Game Review - by James Allen
What the world needs now is another NFL game, and so here comes the almighty Microsoft with NFL Fever 2000. How will a company notorious for their software fare in the game realm? Microsoft has dabbled in computer games before, with usually good results. Plus, Brunell is on the cover, albeit from 1995. That must mean it's a good game, right?

Features:
Talk about your basic football game. Microsoft wasted no time in throwing such terms as "multiplayer" and "statistics" out the window with NFL Fever 2000. The game features two basic forms of play: exhibition game, and season mode. Within these modes, you can play as one of the 31 teams in the 1999 NFL season. There are no All-Millen teams, so you can stop living in the past. Unfortunately, some of the players are lacking photos and identification during play-by-play, but this is not just limited to rookies and bench warmers: some starters are identified by number only.

The season mode can simulate the 1999 NFL season, or you can generate a random schedule. The only stats that are available during the season are the records of the teams. No hard drive space filled with data! The games themselves can be customized by difficulty, length, weather, and wind. Other than just playing the game, NFL Fever 2000 doesn't offer much in the way of features.

Graphics:
The graphics are astounding. Microsoft uses every asset of your computer to produce a slick looking game. The players are detailed, right down to the individual faces. The stadiums look like the real thing, although weather is displayed in an iffy manner. After a big play, the game shows an instant replay, usually accompanied by a taunting or two from the players. No word on whether the throat-slashing gesture gets fined. The only thing wrong with the graphics is that the hits are usually displayed as over the top: on almost every play, the offensive player gets creamed. Still, it's nice to see quarterbacks get thrown back five yards on a sack.

Sound FX:
Much like the features, the sound is very basic. Occasional commentary from Dick Stockton and Matt Millen (must have been hard to get those two) is found, which is usually ignored. They do get downright mean with some players, suggesting hitting teammates with blocks of wood. The on-field sound is good: you can feel the bone-crushing hits, and hear the players heckle each other after a big play. Overall, the sound does not take anything away from the game.

Gameplay:
Gameplay is where NFL Fever 2000 better shine, and it delivers, usually. For the first time since I can remember, the time is finally accurate. Playing a 15-minute game is just like playing a 15-minute game. This is accomplished by the fact that when you leave the huddle after choosing the play, the play clock is automatically reduced to 20 seconds, which, in turn, takes some time off the game clock. This makes 15-minute games the most realistic choice for length. Now, as for the two-minute drill, the play clock does not reduce here, akin to a no-huddle offense, which is just like real football. Imagine that!

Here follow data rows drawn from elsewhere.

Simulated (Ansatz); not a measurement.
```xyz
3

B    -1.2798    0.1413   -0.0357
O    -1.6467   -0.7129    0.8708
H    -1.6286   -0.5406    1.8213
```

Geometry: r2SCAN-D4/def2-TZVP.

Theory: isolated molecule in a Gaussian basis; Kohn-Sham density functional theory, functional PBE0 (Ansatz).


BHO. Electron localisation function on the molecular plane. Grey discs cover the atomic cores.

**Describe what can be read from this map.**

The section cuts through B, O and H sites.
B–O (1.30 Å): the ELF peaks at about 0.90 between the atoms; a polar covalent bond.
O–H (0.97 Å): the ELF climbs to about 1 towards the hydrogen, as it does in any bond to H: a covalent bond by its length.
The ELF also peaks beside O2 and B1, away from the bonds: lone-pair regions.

The play itself is pretty good. You need to balance the run and pass game to be effective. Players usually won't catch the ball when they are covered, and runners stop when a defender hits them. As for the defense, the players do what you tell them to in the huddle. If the wide receiver is running and out, and your corner plays off 10 yards, you're in trouble.

The game goes by quickly on long drives, which can eat up lots of clock time (like in the NFL). Games are usually lower scoring, even with 15 minute quarters: 21-17, 17-14. All this adds up to a realistic football simulation.

Everything is realistic except for the kicking game. Ugh. Get ready to punt 30 yards and kick off to the 20 yard line. The power bar to control how far your kick will travel scrolls too fast, and you usually miss the good kick. Also, unlike in non-special teams play, where you can let the play run automatically, you must kick the ball. Field goals are few and far between, even from close range. Extra points are even an adventure. Yet, the computer seems to kick just fine. Just as long as I never punt or kick the ball, I'll be all right.

Overall:
NFL Fever 2000 offers what its price says: a really basic football game. The graphics and gameplay are good, certainly good enough for the price. For this much money, you can forget about no multiplayer, no stats, and crappy kicking. Plus, you just can't resist a game with Brunell on the cover (at least I can't).